(Continuing my blog post about my trip to the Amelia Island Book Festival and the sidetrips I took on the way and the way back).
I will have to break my St. Augustine trip into a couple of posts because there was so much to see! When I left Amelia Island, I decided to take a detour to see Kingsley Plantation because there was such a unique backstory to it. It is located on Fort George Island (didn’t realize that it was located on an island, until I was leaving), and is said to be the best example of an 1800s sea island cotton plantation in Florida.
I honestly felt like I was in a mystical land as I was driving down the long, tree-lined drive. It was a beautiful, sunny morning and everything sparkled and looked magical. I kept thinking to myself, “Where am I?” because I definitely wasn’t in Pennsylvania anymore!
|Remains of slave cabins.|
The historic park includes a plantation house, kitchen house, barn, and the ruins of 25 of the original slave cabins. According to a Park Service brochure, during Florida’s plantation period (1763-1865), Fort George Island was owned by several plantation owners. However, the property was named after Zephaniah Kingsley, who operated the plantation from 1813-1839.

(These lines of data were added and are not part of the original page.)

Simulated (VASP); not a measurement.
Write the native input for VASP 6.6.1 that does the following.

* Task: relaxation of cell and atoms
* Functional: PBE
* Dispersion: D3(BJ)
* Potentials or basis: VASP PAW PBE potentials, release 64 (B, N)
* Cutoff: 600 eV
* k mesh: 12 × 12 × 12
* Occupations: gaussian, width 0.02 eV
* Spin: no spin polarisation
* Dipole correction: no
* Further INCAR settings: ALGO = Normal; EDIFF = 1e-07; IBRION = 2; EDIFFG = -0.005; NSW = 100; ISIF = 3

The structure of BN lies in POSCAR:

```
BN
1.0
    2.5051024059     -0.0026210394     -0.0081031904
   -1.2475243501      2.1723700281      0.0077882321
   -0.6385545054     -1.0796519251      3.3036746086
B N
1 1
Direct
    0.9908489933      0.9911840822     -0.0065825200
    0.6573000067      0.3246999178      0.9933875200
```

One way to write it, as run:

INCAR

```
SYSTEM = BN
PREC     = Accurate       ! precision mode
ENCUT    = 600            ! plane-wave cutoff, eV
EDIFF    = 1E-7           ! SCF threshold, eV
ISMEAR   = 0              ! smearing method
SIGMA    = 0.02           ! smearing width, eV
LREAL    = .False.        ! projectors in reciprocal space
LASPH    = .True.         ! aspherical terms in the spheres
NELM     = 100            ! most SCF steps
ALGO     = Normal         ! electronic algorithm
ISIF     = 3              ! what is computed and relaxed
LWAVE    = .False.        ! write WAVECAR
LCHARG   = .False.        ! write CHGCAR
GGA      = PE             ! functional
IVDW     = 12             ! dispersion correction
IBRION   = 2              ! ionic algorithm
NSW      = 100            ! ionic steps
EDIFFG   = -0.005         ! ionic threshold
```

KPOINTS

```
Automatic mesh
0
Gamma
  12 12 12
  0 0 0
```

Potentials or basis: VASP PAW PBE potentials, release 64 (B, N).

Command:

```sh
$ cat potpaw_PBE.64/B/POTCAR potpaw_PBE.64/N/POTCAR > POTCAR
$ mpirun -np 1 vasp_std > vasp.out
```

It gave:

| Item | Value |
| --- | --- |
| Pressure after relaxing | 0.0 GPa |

|Closeup of tabby made up of oyster shells.|
I pulled over as soon as I saw the slave cabins, which are made of tabby (an oyster shell concrete) and stand in a semi-circle about a 1/5 of a mile from the plantation home. It was amazing to walk among them and think of all of those who had lived there a century and more ago. The large tree you see in the picture above is actually shown in a photo with slave children playing beneath it.
|The Main House.|
The main house was built using slave labor in 1798,during the days when Florida was still a Spanish colony. In 1814, it was purchased by Zephania Kingsley and his African wife, Anta (Anna) Madgigine Jai. He had first come to Florida in 1803 and purchased her as a slave in Cuba in 1806. The two fell in love, however, and Kingsley set Anta and her children free in 1811. Even though he continued to own slaves, Kingsley became a major proponent for the rights of free blacks in America.
Florida was transferred from Spain to the United States in 1821 and the Kingsleys found themselves facing major changes in the laws affecting African Americans. By 1830, Kingsley realized there was no immediate hope of changing laws in the United States. He freed 50 of his slaves and took them to Haiti where he established a free settlement. He died in 1843, but Anta (Anna) lived until the 1870s and eventually returned to Florida to live out her last days. Many of their descendants still survive today.
I arrived at the plantation early in the morning, so was the only one wandering the grounds. It was really nice to have peace and quiet, and be able to soak in the history of the land. I also got to see a nesting turtle which really surprised me!
After leaving the plantation, I was driving along a road with water to my left and noticed my GPS was telling me to turn left in half a mile. I thought it had gotten me severely lost, but when I turned left, there sat a ferry to take me across the water.
I was now on my way to St. Augustine!